Open estatistics opened 1 year ago
The default output should already have each line as a group of "similar" images.
To do something more complicated, you can use the -s
option and/or customise the VIEW
function.
For example to output each group with one file per line, and ending with an extra newline, you could do:
findimagedupes -R -q -t 70% -i 'VIEW()( printf "%s\n" "$@"; echo )' -- .
or:
findimagedupes -R -q -t 70% -s script -- .
and then edit the shell script script
that is created.
The -v md5
option is really just a debugging aid left over from when I wrote the program.
Running md5sum
would be faster.
The hash does identify files that have completely identical content (not just the pixel data), but there currently isn't a way to easily display how similar two non-identical images are.
To do this would require the program to output pairs of images individually and not as groups. I intend to add this option in the next release.

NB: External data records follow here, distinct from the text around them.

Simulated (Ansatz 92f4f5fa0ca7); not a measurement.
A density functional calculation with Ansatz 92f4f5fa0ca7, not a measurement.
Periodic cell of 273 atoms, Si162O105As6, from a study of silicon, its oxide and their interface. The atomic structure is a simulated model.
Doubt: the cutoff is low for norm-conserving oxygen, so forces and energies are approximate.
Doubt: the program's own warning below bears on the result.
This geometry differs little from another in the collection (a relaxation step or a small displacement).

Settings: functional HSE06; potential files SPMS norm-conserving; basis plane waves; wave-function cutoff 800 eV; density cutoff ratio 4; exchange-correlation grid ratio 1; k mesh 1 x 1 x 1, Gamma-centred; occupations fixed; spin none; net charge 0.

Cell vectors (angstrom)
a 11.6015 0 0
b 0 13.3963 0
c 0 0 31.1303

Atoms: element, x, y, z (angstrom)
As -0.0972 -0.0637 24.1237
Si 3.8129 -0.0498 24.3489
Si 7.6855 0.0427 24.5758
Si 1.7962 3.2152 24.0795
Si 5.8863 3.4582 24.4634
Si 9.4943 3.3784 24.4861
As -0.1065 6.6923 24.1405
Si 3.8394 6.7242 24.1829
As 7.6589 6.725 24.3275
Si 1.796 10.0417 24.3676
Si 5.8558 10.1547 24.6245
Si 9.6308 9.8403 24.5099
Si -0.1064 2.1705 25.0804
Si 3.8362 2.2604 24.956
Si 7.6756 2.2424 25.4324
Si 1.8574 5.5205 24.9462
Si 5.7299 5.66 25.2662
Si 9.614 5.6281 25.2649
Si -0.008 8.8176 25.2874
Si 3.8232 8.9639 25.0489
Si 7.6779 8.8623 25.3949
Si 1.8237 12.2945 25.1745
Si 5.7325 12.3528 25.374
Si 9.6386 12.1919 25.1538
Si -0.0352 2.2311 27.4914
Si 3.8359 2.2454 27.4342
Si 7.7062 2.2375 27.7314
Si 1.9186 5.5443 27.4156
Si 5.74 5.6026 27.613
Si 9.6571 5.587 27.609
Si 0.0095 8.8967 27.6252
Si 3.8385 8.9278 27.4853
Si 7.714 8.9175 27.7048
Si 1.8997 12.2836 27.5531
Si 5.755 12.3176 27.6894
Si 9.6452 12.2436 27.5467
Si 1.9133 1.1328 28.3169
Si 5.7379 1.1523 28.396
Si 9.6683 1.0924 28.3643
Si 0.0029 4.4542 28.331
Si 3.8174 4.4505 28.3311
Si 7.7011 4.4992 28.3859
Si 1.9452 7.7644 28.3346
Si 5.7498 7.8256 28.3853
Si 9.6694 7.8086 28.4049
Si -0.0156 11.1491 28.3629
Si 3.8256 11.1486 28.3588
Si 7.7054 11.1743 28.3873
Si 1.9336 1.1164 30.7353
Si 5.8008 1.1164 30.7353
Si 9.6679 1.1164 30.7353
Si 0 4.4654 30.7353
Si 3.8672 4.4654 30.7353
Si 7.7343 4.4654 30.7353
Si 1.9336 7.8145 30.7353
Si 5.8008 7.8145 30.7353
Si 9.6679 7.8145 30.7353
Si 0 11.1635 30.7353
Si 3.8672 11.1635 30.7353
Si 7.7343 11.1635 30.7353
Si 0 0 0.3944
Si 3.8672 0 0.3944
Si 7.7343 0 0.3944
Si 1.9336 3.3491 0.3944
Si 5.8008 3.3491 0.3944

( Currently the program always merges pairs into bigger groups. Unfortunately, the algorithm is based on an assumption that fails when there are many files. In that situation, it is extremely likely the program will output at least one huge group that contains many dissimilar images. See: https://github.com/jhnc/findimagedupes/issues/12#issuecomment-1610905081 )
Currently the database is Berkeley DB.
You can display the content of the fingerprint database using something like:
perl -MMIME::Base64 -MDB_File -E '
if ( tie %h,DB_File => $ARGV[0] ) {
say( encode_base64($v,""), " $k" ) while ($k,$v) = each %h
}
' your-fingerprints.db
Switching to sqlite is on my wishlist as it may solve some problems and simplify implementing some other requested features.
I have found the solution in your problem ( always merges pairs into bigger groups). When i put similarity 70% i get 20-100 pics in same line When i increase it to 90% i get 2-3 pairs per line
So you can insert an option to increase similarity when pairs exceed eg. 10
findimagedupes --pairsexceed 10
(increase similarity by eg. 5%.
I would like to know how i can extract the results in a csv or text file, with every similar files separated with a new line?
I know that a1 and a2 are exact matches as b1 and b2. How i can understand this or group them using findimagedupes per similarity?
and fp_data how it can be opened? it is a sql database?